It is my current opinion that nothing significant will break in prices -- and I mean significant -- until next Spring. In fact, I really don't expect the nicer areas of the Bay to start going down meaningfully until early Summer, '08.
My reasoning is that everyone who can, by any means possible, will hang on until next Spring's "selling season". They're being told by a lot of pretend "professionals" that they should hold out, that by next Spring the storm will be over and they'll get their price, or better.

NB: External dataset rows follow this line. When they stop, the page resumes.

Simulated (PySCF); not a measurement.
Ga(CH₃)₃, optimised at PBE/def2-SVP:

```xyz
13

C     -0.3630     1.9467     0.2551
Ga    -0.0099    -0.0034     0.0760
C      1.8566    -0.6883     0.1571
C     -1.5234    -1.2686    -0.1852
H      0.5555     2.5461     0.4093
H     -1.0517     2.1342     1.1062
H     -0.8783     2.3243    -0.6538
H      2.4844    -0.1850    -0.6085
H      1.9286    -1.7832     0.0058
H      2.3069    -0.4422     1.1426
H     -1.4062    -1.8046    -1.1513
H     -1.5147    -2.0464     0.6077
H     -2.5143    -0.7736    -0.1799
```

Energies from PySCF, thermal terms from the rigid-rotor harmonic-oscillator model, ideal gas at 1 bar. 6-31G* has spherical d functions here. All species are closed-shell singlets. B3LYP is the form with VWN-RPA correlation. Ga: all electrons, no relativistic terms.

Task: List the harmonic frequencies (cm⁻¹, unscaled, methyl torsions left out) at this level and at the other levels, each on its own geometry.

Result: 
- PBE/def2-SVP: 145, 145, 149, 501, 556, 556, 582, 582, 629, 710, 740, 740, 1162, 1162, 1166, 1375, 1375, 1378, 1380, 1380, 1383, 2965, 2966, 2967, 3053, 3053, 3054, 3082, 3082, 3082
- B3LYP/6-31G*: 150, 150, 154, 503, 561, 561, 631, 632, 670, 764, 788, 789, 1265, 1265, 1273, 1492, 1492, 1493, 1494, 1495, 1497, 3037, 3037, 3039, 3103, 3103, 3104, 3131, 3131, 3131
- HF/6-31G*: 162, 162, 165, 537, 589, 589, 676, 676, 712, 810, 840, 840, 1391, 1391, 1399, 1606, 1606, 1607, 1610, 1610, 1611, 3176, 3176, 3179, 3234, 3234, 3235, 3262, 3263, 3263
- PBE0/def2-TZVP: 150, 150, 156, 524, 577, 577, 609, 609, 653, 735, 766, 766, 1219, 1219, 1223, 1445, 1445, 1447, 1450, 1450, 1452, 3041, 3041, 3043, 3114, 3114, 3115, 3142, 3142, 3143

There will, of course, be plenty of foreclosures and the sporadic forced-sales (divorce, job change, etc.), and some of those may be good deals on prices, but they'll be very hard to come by, in my estimation. Agents are doing everything they can to hide the real sales prices of those deals with some agencies outright not reporting those sales to the CAR statistics because they don't qualify as "standard sales". Foreclosures may not even be priced all that attractively. A lot of banks are still trying to figure out what to do with their growing inventory of houses on their balance sheets. Right now banks aren't really in a position to start marking down hard assets, and they don't have enough inventory to make a material difference yet anyway.
Cometh the Spring I expect that prices will be right around where they are today, maybe a few points lower, but nothing major. On the ground we'll all see the same old houses sitting there, or relisted, for the same prices they left off at after the Summer of '07. Then the real fun begins, as I finally expect by the end of Spring a number of sellers will capitulate and take their lumps. Once price cuts really start, then it should turn into more competitive pricing by sellers, each trying to out maneuver the other as they all chase each other down the market.
I should briefly qualify what I mean by "lower prices". I mean price cuts from the true peak, which given your specific area should be anywhere from Q4-2005 to Q4-2006, even Q1-2007 for a few super prime areas. Fantasy wishing prices listed between your area's peak and today are nonsense, and cuts off of those prices are essentially not cuts at all. Assume the price is listed at your area's peak price, and ignore any goofball premium some real estate party latecomer tried to squeeze out of the waning days. For example, there's a home here in Mill Valley the current owners bought the end of 2005 for $1.895mm, which they listed the Summer of 2007 for $2.45mm. In my mind, that home peaked at $1.895mm, and is at best likely to sell again for around $1.48mm, the price a nearly identical home on the block sold for in early 2005.